I’m actually neither here nor there in terms of this argument. Is Middle English obscure enough to be a source for Scrabble words? Probably. If those words aren’t used contemporaneously, I would agree. But my post was just to clarify the difference between Old and Middle English. That’s the split where English really takes a turn.

Medieval history and literature scholars?

If that were grounds for inclusion in Scrabble, then I suppose that any foreign language’s words could be used, after all, we have scholars who study just about every language.

WWF wouldn’t let me use “pugil”, as in pugil stick, the padded staff used in military martial arts training. Pugil stick - Wikipedia

Nah, they’re both verbs.

Zerg:

*To assure ones victory using overwhelming numbers.

To greatly outnumber the enemy, and swarm them.

To trivialize en encounter using mass numbers of allies rather then skill*

Nerf:

To make worse or weaken, usually in the context of weakening something in order to balance out a game.

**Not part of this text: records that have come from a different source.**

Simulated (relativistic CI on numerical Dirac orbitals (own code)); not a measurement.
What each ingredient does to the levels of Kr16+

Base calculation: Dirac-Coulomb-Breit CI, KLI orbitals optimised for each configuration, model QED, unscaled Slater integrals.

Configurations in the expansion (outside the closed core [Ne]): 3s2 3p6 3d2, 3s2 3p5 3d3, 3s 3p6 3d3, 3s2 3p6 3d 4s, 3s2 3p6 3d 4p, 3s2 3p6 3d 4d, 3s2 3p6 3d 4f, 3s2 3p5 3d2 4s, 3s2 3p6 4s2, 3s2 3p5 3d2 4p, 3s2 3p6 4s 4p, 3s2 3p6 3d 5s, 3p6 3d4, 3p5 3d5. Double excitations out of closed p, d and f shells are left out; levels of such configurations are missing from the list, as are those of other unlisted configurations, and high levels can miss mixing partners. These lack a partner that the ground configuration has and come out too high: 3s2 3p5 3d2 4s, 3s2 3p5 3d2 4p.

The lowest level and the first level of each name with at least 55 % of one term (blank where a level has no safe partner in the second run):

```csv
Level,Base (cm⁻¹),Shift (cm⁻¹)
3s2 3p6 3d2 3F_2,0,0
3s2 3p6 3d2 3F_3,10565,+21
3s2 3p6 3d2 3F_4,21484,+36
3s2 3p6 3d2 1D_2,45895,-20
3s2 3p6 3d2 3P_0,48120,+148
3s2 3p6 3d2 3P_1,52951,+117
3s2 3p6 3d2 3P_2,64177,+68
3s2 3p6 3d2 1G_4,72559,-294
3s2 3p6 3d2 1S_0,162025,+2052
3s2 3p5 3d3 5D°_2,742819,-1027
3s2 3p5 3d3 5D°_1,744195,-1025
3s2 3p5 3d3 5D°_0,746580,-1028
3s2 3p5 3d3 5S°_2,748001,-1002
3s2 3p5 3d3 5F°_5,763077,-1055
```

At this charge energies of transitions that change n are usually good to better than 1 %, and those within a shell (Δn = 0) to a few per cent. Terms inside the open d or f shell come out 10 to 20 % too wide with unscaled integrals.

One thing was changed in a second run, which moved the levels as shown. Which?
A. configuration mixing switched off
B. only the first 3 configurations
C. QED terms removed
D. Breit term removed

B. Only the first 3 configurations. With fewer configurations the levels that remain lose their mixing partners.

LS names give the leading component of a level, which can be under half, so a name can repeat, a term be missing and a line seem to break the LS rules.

Not in common usage. In common usage they are still connected to the original nouns they sprang from (an alien race and a foam toy line, respectively). As slang, they’ve moved over into verbs, but Words With Friends (and Scrabble) does not accept niche slang words.

Like I said before, over time, both will surely be added. Nerf especially, as that one has even moved beyond gamer circles.

Fuck, I’m a chemical engineer (ok, I haven’t really worked as a chemist in a decade) and I swear it’s the first time I encounter that word.